The major concern raised by Brexit for the LGBT community was the risk that hard fought human rights protections for LGBT people emanating from the EU could be diluted post-Brexit.
To a degree our concerns were laid to rest because the PM made clear that any rights protected under EU law would be transposed into UK law post-Brexit and she heralded the so-called Great Repeal Bill as the vehicle that would do this.
Human rights are protected in many different ways under EU law, but the main way of asserting rights within EU law is through the EU Charter of Fundamental Rights (CFR).

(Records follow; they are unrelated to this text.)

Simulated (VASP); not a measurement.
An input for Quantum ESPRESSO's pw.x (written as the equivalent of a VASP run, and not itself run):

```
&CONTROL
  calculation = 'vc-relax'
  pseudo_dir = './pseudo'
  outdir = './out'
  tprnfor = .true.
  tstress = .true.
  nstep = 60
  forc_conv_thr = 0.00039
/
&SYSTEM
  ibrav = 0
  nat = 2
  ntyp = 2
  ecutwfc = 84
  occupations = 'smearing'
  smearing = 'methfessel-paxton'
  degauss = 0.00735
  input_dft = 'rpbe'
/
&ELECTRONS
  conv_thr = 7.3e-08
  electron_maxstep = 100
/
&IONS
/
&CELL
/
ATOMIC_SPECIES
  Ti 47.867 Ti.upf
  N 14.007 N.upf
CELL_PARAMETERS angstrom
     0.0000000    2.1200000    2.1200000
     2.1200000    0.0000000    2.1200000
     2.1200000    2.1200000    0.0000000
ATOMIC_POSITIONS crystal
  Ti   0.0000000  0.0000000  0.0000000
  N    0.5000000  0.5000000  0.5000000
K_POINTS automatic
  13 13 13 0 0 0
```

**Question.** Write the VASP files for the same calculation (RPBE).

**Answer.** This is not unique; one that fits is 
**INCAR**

That document is the first international human rights treaty binding on the UK that expressly protects people on the basis of their sexual orientation. Article 21 states “any discrimination based on … sexual orientation shall be prohibited.” Wherever the EU is engaged, the Charter applies (it does not apply outside of the scope of EU law). Obviously all the rights in the Charter apply to LGBT people, but the right to dignity, protected by Article 1 is of particular importance.
Last week the Government published its White Paper on the Great Repeal Bill.
Controversially, it makes clear that the government does not intend to convert the Charter into UK law. If the Charter does not become part of UK law the LGBT community will be obvious losers. Some have sought to argue that the protection offered by the Charter can be found in the Equality Act and the Human Rights Act (HRA), which makes the European Convention of Human Rights part of UK law (ECHR). The ECHR is completely independent of the EU. LGBT rights have been read into the ECHR but it does not expressly protect LGBT people.
The CFR goes beyond current UK law and always has. It even includes some international human rights standards not ratified by the UK. The loss of the CFR will be serious for human rights protection in the UK, but no community will feel its absence like LGBT people. There is nothing like A21 CFR in UK law. The Equality Act is a specific piece of legislation and it will not fill that gap and nor can the HRA/ECHR.
Article 21 applies to all aspects of the EU. It is a constitutional equality provision. Neither the Equality Act, HRA nor ECHR have this express status. This matters. The ECHR has been essential in protecting LGBT people but its protection has been limited. You just need to compare LGBT asylum case law under the EU with the ECHR to make that point.
Additionally under the HRA, if an Act of Parliament is clear, that Act has to be applied even if it violates human rights. Under such circumstances all the Courts can do is declare the law incompatible. The CFR is not constrained in this way. And without the CFR & A21 coupled with the right to dignity, what’s to prevent the Equality Act from being tinkered with. We know there are plenty of people in Parliament who think that faith should take precedence over LGBT equality.
And there is the further danger that the HRA will be repealed. A prospective future British Bill of Rights will – no doubt – contain express protection for LGBT people. But I can guarantee that whilst the catalogue of rights within it will be extensive it, its enforcement mechanisms will be limited.
For the first time the gay and lesbian community have a provision that expressly protects us. We need to fight to keep it. Article 21 CFR and the right to dignity must be included in the Great Repeal Bill. But we shouldn’t give up on the rest of the Charter. We need a civil society coalition to fight for it too.
Jonathan Cooper is a barrister specialising in human rights at Doughty Street chambers.